So, you're going to a huge rap concert. Maybe you don't even really like rap music all that much, but hey, your friends are going, so you decide to tag along. What's the worst that could happen?
1. The lines of cars outside the venue.
When thousands of people are trying to get to the exact same place in New Jersey off of the exact same exit, you're gonna run into a lot of cars full of a lot of teenagers and some exhausted parents on the drive there. Shout out to that one car full of people who were scream-singing Trap Queen with all your windows rolled down--you were the real entertainment of the night.
2. The hordes of people wearing minimal clothing.
Huge rap concerts aren't really known for their modesty, so to speak, but I still wasn't expecting the unique style of clothing that almost everyone was wearing. Hell, I didn't even know clothing could be cut that way without completely falling off of your body.
3. The immense cloud of weed covering the entire stage.
When I say entire stage, I mean ENTIRE STAGE. Once you find your seats, it's all over. You aren't taking another clean breath of air for like 5 more hours.
4. The frat boys sitting behind you.
They'll enthusiastically introduce themselves and chat up with you for about 5 minutes before the event begins, so you at least know what their names are when they begin loudly singing and spilling Bud Light Strawberita™ on you.
5. The people vomiting sitting in front of you.

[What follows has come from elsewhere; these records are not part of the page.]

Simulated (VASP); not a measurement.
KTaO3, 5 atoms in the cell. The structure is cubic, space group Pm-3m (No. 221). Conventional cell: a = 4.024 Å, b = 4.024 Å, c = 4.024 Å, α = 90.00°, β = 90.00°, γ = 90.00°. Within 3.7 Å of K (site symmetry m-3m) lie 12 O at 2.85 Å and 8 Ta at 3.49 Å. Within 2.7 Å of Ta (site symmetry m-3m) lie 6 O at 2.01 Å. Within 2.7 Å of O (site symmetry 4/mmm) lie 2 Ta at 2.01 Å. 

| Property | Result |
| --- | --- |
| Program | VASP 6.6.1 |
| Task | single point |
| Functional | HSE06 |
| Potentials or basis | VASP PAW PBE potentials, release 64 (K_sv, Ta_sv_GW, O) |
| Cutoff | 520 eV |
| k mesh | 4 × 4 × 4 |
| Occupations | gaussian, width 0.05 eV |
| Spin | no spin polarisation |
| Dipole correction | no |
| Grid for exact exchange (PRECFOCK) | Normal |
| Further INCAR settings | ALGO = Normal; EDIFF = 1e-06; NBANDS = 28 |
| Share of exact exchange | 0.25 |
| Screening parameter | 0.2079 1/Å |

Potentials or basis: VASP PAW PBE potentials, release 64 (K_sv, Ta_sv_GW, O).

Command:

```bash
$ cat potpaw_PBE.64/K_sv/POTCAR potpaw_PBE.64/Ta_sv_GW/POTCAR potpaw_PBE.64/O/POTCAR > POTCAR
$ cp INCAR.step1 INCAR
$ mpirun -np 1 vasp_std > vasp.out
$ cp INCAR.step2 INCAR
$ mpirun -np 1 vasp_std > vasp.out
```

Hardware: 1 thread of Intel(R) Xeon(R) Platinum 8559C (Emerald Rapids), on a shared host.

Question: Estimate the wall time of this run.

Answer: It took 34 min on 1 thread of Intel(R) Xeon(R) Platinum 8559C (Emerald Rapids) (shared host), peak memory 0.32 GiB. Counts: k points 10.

There's nothing like watching someone violently puke for like, 3 hours, while their friends half-heartedly pat their head and force-feed them water. Don't drink too much before concerts, kids.
6. The awkward shuffling/grinding dancing happening around you.
It's pretty damn difficult to dance normally to pure trap music with slow, mellow beats. This means you end up with a lot of bodies sort of waving around and a lot of drunk people trying to act excited about really slow music. It's very surreal.
7. The artists playing sets you've never heard of.
You don't really know what to expect when you go to a rap concert with some artists you don't really listen to, but you hope for a good time. Maybe you know the main act, but who the hell is this guy and why is he shirtless and asking anyone with drugs to raise their hands?
8. The fact that you reek of weed.
Yeah, that smell isn't coming out any time soon. You're also pretty sure that the frat boys have split more than half of their strawberry concoction on you, and strawberry alcohol is stickier than you thought it was. Have fun going back to your parents like that!
9. Your friend's contact high.
After standing in the weed cloud for approximately 5 hours, someone is gonna end up high. The walk back to the car where your friend's mom is picking you up sure is a lot more fun when one of your friends keeps asking where you're going and tries to pick up random bottles off of the ground.
10. The 4 AM McDonald's run on the way back.
Aforementioned high friend is going to be hungry, and he's gonna be unwilling to eat the leftover pizza in the back because your other friend told him it was too girly. So he's gonna want a caramel frappe from McDonald's, because it's the only place open this late.
11. Passing out at 5 AM and having to wake up at 8 AM.
Nothing feels better than finally being able to sleep on your friend's couch late at night. And nothing feels worse than having to wake up the morning after because you still have tennis practice.